It’s easy to make a plan for spending retirement savings that looks good on paper. But there are many unknowns when it comes to investing. A little bad luck in the first few years of retirement can sink your plan.
Proper stress-testing of a retirement plan is the main theme of Jim Otar’s book Unveiling the Retirement Myth (available online for a limited time here). Instead of testing a plan with average return figures for stocks, bonds, and other asset classes, Otar simulates retirement plans using actual market data since 1900. These simulations check the results when a virtual copy of you retires in each year to see what happens.
Suppose you have a $1 million nest egg and plan to withdraw $50,000 rising with inflation each year. If you assume your investment returns will be 5% above inflation each year then the $1 million will last forever. But this is unrealistic. Returns vary unpredictably. This retirement plan that looks so great shrivels up when Otar’s analysis shows how often you’d run out of money before age 90.
As I explained in an earlier post, I have concerns about the way that Otar reduces dividends in actual historical returns before using them, but the basic idea of checking a retirement plan against historical data is useful.

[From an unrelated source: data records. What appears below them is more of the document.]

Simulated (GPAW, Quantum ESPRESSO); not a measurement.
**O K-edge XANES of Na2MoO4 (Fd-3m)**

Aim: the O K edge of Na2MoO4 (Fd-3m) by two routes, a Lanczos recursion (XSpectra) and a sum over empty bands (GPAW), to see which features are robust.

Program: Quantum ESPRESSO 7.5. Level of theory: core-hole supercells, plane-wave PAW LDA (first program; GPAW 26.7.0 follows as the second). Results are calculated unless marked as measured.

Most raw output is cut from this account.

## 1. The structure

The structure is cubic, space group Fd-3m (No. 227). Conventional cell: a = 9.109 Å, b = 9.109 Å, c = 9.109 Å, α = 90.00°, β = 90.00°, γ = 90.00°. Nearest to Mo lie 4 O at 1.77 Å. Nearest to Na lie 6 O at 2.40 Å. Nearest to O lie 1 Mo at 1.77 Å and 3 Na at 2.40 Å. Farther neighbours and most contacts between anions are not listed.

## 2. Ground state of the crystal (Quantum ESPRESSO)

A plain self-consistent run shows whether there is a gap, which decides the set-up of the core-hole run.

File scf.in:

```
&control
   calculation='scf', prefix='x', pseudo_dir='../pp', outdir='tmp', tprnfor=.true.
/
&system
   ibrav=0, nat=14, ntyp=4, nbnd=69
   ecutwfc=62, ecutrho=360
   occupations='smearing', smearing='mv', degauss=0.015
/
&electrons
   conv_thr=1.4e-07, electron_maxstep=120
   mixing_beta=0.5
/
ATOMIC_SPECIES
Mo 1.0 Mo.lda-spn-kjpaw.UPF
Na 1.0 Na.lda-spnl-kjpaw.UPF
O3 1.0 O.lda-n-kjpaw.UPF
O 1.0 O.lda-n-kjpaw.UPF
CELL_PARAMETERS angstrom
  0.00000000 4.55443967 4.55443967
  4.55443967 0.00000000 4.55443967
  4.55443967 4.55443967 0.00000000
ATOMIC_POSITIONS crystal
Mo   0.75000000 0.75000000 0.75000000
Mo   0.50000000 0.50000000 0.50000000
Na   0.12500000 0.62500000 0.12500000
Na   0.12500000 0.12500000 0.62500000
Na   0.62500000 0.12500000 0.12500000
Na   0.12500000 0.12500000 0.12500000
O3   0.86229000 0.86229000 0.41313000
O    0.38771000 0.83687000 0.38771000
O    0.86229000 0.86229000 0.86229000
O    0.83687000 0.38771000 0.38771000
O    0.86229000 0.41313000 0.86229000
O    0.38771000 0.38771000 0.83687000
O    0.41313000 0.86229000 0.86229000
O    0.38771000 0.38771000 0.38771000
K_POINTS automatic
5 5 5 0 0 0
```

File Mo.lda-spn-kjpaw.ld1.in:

According to Otar, those who create a single projection of a retirement savings balance aren’t necessarily naive: “most of these plans are produced for only one reason: to sell dreams. Many financial planners do that, many stockbrokers do that, mutual funds do that, hedge funds do that, many pension managers do that.” I guess it’s hard to sell a financial plan to a client if it shows a 25% chance of the client eating cat food.